Colonization cover

Colonization

Alien Invasion • Book 3

by Sean Platt, Johnny B. Truant

3.80 Goodreads
(1.0K ratings)

Why You'll Love This

Two years into alien occupation, the fragile peace is cracking — and the humans who adapted may be the most dangerous thing left on Earth.

  • Great if you want: alien occupation sci-fi with layered factions and moral complexity
  • The experience: slow-building tension that rewards readers already invested in the series
  • The writing: Platt and Truant juggle multiple POVs with tight, propulsive serial pacing
  • Skip if: you haven't read the earlier books — this won't work as a standalone

About This Book

Two years have passed since the Astrals arrived, and what emerged from chaos is something almost worse: an uneasy order. The aliens have carved up the world, established hierarchies, and settled in — and humanity has had to learn how to live beneath them. Colonization picks up in that eerie middle space, where survival and submission blur, and where something hidden is quietly shifting beneath the surface. It's the kind of story that keeps asking what people are willing to accept when the alternative is unthinkable, and what they'll risk when they finally decide they've accepted enough.

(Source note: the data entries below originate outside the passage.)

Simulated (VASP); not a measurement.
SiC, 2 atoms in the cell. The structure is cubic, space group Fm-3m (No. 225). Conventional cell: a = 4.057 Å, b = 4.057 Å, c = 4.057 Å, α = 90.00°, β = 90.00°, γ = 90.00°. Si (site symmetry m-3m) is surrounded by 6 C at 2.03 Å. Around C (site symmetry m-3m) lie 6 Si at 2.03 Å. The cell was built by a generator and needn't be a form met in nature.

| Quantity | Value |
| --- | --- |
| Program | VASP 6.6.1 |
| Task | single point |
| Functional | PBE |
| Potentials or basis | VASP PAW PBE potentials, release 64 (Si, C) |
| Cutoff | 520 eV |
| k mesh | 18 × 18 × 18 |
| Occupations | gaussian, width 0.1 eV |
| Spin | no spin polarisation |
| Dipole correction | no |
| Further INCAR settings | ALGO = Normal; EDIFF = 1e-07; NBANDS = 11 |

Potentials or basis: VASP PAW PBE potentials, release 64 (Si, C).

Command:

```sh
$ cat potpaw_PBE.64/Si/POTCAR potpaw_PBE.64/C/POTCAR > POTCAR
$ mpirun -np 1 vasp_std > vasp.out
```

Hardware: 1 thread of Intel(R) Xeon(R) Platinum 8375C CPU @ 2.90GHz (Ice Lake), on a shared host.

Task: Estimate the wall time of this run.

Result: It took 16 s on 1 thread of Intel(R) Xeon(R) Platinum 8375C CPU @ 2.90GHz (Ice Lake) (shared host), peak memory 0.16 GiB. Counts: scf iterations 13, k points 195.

Platt and Truant write serialized science fiction the way prestige television used to be made — with ensemble momentum, interlocking storylines, and a willingness to let tension breathe. The pacing is deliberate without being slow, and the world-building deepens rather than repeats itself. By this third installment, the authors have built enough trust with their characters that the quieter scenes carry real weight alongside the larger confrontations. Readers who've stayed with the series will find the emotional stakes escalating in ways the setup has been earning all along.